So when it comes to 3d material do any of you use these kind of principles to quickly tune your materials? Do you take your materials into different environment situations to gauge how they react under certain situations? or do you just tune them in the scene to look right from a certain view? From my experience a material set up from one camera angle will look like a completely different material when looked at from another. Is it possible to represent a material that will work from any angle or lighting situation with the tools we have currently? At the end of the day this all boils down to real world material BRDFs and from what I know there still isn't a shader out there yet that can read BRDF scanned data.
So saying this do any of you build your material libraries in this fashion before you take them into your scenes?

bonestructure
09-10-2009, 06:41 PM
I mostly use custom maps created for specific scenes. As such, I have to tune the texture for that particular scene, lighting, color balance and all. And even if I use procedurals, I have to tune for that particular scene. A chrome or brass or glass texture may look good in one scene, and not so hot in another with different lighting. I tend to try to make my own procedurals as well. At the moment, I'm trying to work out a good seawater texture for Vray. It involves experimenting and all. And even if I create a great seawater material, it may go all wonky when I put it in a scene and I have to futz with it more. Really, I think you have to go scene by scene, adjusting reflectivity, specular, bump, displace, the whole procedure.

rdane1010
09-13-2009, 09:55 AM
Houdini is the best software I've come across for this and its all I use now for material shading... the VEX networks in it let you control every aspect of the material, the way the light interacts and everything... something I recommend checking out if you want to get really into material shading.

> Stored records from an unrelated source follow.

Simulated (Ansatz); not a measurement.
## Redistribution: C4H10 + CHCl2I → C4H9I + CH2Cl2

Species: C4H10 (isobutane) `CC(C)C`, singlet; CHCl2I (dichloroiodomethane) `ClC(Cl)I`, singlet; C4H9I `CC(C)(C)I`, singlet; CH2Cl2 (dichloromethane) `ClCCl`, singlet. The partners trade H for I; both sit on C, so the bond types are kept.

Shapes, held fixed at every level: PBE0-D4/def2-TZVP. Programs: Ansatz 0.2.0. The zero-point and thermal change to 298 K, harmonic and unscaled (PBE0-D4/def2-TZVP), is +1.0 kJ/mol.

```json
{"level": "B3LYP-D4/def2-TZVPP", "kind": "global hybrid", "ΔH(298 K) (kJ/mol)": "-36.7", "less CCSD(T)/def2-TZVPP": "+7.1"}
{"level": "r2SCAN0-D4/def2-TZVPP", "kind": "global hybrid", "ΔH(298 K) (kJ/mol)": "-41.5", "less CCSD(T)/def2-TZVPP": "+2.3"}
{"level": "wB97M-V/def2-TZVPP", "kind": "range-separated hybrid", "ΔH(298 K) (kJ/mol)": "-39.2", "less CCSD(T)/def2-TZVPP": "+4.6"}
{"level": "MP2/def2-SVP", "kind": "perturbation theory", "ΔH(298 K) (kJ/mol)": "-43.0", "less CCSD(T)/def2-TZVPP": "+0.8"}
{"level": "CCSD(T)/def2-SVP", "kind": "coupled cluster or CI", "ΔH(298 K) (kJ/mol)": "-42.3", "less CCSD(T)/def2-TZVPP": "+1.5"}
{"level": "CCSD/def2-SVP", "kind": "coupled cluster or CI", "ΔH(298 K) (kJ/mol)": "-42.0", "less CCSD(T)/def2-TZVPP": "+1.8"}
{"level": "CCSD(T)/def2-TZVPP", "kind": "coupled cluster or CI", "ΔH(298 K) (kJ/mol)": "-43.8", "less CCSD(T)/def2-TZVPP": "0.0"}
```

As far as materials looking different from different angles.. I don't know what software you're using but that shouldn't be the case if you have the lighting set up properly, if you are using surface mapping make sure to use displacement maps instead of bump maps as bump maps could cause the issue you are describing

SYmek
09-13-2009, 08:31 PM
So when it comes to 3d material do any of you use these kind of principles to quickly tune your materials? Do you take your materials into different environment situations to gauge how they react under certain situations? or do you just tune them in the scene to look right from a certain view? From my experience a material set up from one camera angle will look like a completely different material when looked at from another. Is it possible to represent a material that will work from any angle or lighting situation with the tools we have currently? At the end of the day this all boils down to real world material BRDFs and from what I know there still isn't a shader out there yet that can read BRDF scanned data.
So saying this do any of you build your material libraries in this fashion before you take them into your scenes?


The thing you're cruising around is sometimes called "pallete". Pallete is a set of material's parameters with accompanying lighting conditions, which allows artists quickly jump into predefined look of certain asset (e.g. "Smith's barn at night"). Palletes are prepered during look development process and used as a starting point for tweaking particular scenes. They consist with both materials and light rigs.

There is nothing like a general material that will look great under any conditions, so for example quite often single object will have different materials for close up shots and for totals. Another evident reason to switch materials is optimazation.

On the other hand, if your object's look depends too much of camera's angle and it's pretty unstable, there could be something wrong with it. Well prepared material (or production shader) should behave at least predictible. It was (should be) designed with particular usage in mind and (should) behaves properly in it.

So, to answer your question, you won't escape from tweaking your setups, but well prepared materials should minimaze that unforune circumstance ;)

cheers,
skk.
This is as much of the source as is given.